There are so many ways of 'leaking' confidential data. I was reminded of the time I'd just visited the local amenity site for disposing of rubbish. As I dumped all my old monitors, I noticed a group of people disassembling all the dumped computers. Intrigued, I asked around, and discovered that they were given a guaranteed price for every hard drive. It was, surprisingly, well over the scrap price.

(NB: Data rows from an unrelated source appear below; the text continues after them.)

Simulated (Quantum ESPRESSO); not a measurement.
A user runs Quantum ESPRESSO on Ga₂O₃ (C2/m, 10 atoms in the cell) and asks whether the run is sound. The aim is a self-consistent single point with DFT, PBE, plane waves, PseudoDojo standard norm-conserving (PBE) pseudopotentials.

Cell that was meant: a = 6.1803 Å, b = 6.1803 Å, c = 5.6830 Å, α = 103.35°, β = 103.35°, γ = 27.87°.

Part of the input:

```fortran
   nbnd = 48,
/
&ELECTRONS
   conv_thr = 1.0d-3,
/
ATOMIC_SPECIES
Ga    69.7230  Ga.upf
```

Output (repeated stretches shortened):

What I'm driving at is that the broader obligations that organisations have for the responsible curation of information can't be palmed off. It affects everyone in the organisation. When any sort of 'leakage' happens, you'll get a visit from the representative of your regulatory authority wearing a charcoal grey suit. The first thing he or she will first ask for is your DPIA, or Data Privacy Impact Assessment. All organizations that trade in Europe must formally assess the likelihood of data being 'leaked' or breached, and the impact it would have. This is a formal document that is signed off at board level. It doesn't matter where data may be concealed; like Schrödinger's cat, it is both breached and safe until you investigate and audit it. Where it is stored or hosted is irrelevant. You must prove that you are being responsible for good custody of it.

The board of directors, governors or trustees cannot claim they know nothing because it is now their legal obligation to know about it. If they haven't done it, and the data is breached even by human foolishness, this could lead, in Europe, to administrative fines of up to 2% of the organization's annual global turnover or €10 million, whichever is the greater.